Synchronic Swings for the Fences


Well Go USA

Justin Benson and Aaron Moorhead — the directing team behind Resolution, Spring, and The Endless — aren’t short of ideas or talent behind the camera; their particular brand of low-budget, high-concept genre work is often refreshingly novel. What they’ve lacked on occasion is the right actors to sell their vision, a problem especially noticeable in 2017’s The Endless, in which the two directors unconvincingly took on the film’s leading roles. Their latest, Synchronic, is more of the same ruminative science fiction they’ve become known for, but represents a step up primarily due to the good fortune of landing a pair of (relatively) big-time actors to anchor the film.

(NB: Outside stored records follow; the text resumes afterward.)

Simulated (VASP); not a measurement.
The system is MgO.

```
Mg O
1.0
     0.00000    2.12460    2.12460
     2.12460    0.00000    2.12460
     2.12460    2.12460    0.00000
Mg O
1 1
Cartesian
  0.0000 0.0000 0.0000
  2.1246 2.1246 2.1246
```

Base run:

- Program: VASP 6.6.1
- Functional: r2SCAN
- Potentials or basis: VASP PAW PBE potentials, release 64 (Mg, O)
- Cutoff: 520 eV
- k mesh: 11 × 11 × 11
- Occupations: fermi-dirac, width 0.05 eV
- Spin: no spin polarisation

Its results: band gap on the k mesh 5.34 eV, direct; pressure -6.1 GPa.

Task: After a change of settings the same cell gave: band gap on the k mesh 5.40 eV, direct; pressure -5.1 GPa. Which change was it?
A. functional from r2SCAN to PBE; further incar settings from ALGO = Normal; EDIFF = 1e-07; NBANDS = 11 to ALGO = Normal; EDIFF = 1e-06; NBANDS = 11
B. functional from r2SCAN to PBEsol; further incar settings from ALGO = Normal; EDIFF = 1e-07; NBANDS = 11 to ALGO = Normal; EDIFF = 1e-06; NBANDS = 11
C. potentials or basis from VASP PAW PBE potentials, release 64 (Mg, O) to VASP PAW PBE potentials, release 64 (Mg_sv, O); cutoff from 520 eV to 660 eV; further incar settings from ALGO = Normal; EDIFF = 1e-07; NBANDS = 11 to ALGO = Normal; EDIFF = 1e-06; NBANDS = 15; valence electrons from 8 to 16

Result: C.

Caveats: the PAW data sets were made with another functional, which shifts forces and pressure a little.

Anthony Mackie and Jamie Dornan play a pair of New Orleans-based EMTs, losing sleep and providing aid in a sub-Bringing Out the Dead sort of life. Dornan’s Dennis is a family man, with a wife and kids to go home to; Mackie’s Steve is a perpetual bachelor, more comfortable with his dog and his friend than any romantic companion. Their nightly treks around the city grow increasingly more horrifying as a new designer drug hits the streets and bodies start piling up — but being a Benson and Moorhead joint, there’s more to this than meets the eye. Turns out Synchronic is a time travel movie, with the titular drug allowing for a sort of time slippage to a variety of historical periods, depending on one’s location and biochemical makeup.


Time travel stories can be a mixed bag — they’re done often enough that an innovative hook is necessary but not always present. Benson and Moorhead layer on plenty of mystery and some gnarly body horror elements, but the real draw of the narrative is a confrontation with the idea that, for many Americans, a trip to the past is less Back to the Future and more Russian Roulette. This is where Mackie — thankfully — gets to shine. As with many actors, it’s somewhat disappointing that Mackie has been so tied up with Marvel projects over the last decade; his baseline is nothing less than eminently watchable and at his best (e.g. The Hurt Locker) he’s as impressive as any of his contemporaries. Here, he gets another opportunity to take center stage and ends up carrying almost all of the film’s emotional and thematic weight.


Outside of Mackie, the character work here is merely passable. Though the two leads have good chemistry, Dornan's subplot is weaker, tending towards wheel-spinning, and honestly the whole endeavor feels a little undercooked. But you can’t deny that Benson and Moorhead are swinging for the fences here, using their biggest spotlight yet to prove they can work within (or at least, close to) the mainstream without losing their integrity. The result may still be a little rough around the edges, but it’s hard not to appreciate the attempt.